The more simplified method when it comes to downloading the required modules. Think of profiles as pre-configured bundles, each bundle has certain modules, themes, or pre-built functions that allow you to get your ideal site up and running, instead of you having to physically download and configure multiple modules to extend Drupal core.
Modules add functionality to your Drupal site. The core installation of Drupal includes several modules which are known as core modules. There are several key core modules that you should consider enabling on any Drupal-powered website.
To enable a downloaded module the process is quite similar to installing a new theme:
- Move the unpacked file into your modules directory: /sites/all/modules/[module-directory-name]
- Next, choose your module from Administer > Modules
- Enable your newly downloaded module
If you have drush installed the command would look similar to:
- drush dl [module name]
- drush en [module name]
The first command downloads our module while the second command enables it all through the terminal; thus there is no need to manually download and extract files.
Now onto the fun part. There are currently over 19,000 modules for Drupal; but who wants to go through all those modules to find out what it's important and currently supported? Since we've done a lot of digging over time here is our list of Drupal 7 modules.
- Admin or Administration menu - Makes navigating through the Drupal backend a breeze. Plays up on the systems strengths while minimizing it's weaknesses.
- Features - A feature, in Drupal, is seen as a collection of Drupal entities this making it a great tool to backup resources as well as push new additions from one site to another. If you build a lot of Drupal sites , you may find yourself rebuilding a lot of the same content types, and views. Features helps solve these problems by allowing you to export those content types into a Drupal module.
- Backup & Migrate - Operates with a similar premise to the features module previously stated. Back & Migrate allows you to easily dump a sites database which is great for migrating a site across different environments. It is also great for scheduled backups that run on cron runs.
- Drush - A command line tool. Great for downloading and installing modules as used in our installing modules example. There are many more powerful features to Drush that simplifies the Drupal experience.
- Devel + Devel Themer - A must have tool for debugging, developing and designing in Drupal.
- Views - A must have module for Drupal 7. How important is it you ask? So important that it will be included in Drupal 8 core. It is estimated that 70% of all Drupal sites use the views module. Views is a powerful query builder that allows you to write complex queries on the content in your Drupal database and then display the results on a page, block or RSS feed.

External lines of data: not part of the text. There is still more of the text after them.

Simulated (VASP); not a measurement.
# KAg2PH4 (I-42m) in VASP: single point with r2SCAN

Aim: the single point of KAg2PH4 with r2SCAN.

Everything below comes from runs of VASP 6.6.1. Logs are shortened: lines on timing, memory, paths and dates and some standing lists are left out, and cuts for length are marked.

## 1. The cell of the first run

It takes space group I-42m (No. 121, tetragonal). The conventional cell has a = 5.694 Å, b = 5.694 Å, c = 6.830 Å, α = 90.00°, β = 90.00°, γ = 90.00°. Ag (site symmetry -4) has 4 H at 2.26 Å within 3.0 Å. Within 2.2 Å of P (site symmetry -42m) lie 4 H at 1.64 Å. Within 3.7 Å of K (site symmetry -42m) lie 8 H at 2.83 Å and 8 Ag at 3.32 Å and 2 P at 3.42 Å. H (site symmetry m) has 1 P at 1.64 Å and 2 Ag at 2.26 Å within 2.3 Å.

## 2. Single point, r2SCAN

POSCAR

- Panels - Adds the ability to create customized layouts using a drag and drop content manager.
- Display Suite - Similar to panels display suite allows you to take full control over how your content is displayed using a drag and drop interface.
- Context - The new standard for block placement. Want certain blocks to be displayed only on a given page? Context solves this issue.
- Pathauto - Pathauto allows you to have node aliases set according to a pattern of your choice. Pathauto simplifies creating clean and search engine friendly URLS for the various content you add to your site.
- Rules - Drupal rules will allow you to set up condition actions. If you find yourself saying "If this happens" "then do this" rules can help you build those actions.
- Media - The Media module provides an extensible framework for managing files and multimedia assets. This module gives you the ability to upload your images to a library where you can use and reuse them. This module also enables you to plug in with other modules that gives you the ability to link with media resources like YouTube or Vimeo.
- Path Auto - The standard for automatically generating URL/path aliases for various content
- Insert - With the Insert module, you can add an image field to your content types. In similar fashion as a WYSIWYG editor. The best part about this module is that it plays nice with many WYSIWYG editors available for Drupal.
- Email Field - This module provides a field type for email addresses.
- LoginToboggan - Allows users to login using either their username or their e-mail address.
- WYSIWYG - One thing a lot of new users feel is missing from Drupal core is a default HTML rich text editor, referred to as a WYSIWYG (What you see, is what you get). The WYSIWYG module allows for a number of different editors to be easily added to Drupal to make the content creation of Drupal a better experience.
- Content Access - This module allows you to manage permissions for content types by role and author.
- Flag - Useful in situations such as: rating content, creating a 'like' button, flagging offensive comments or 'bookmarking' content.
- Global Redirect - By default, a node's path in Drupal 7 is along the lines of /node/1. Even with path auto enable the default url is still accessible. This is bad as search engines and users now see two unique pages for the same piece of content which can be seen as a duplicate. Search engines tend to penalize you for this duplicate content. What Global Redirect does is set up 301 redirects from the /node/1 url to the alias for that node.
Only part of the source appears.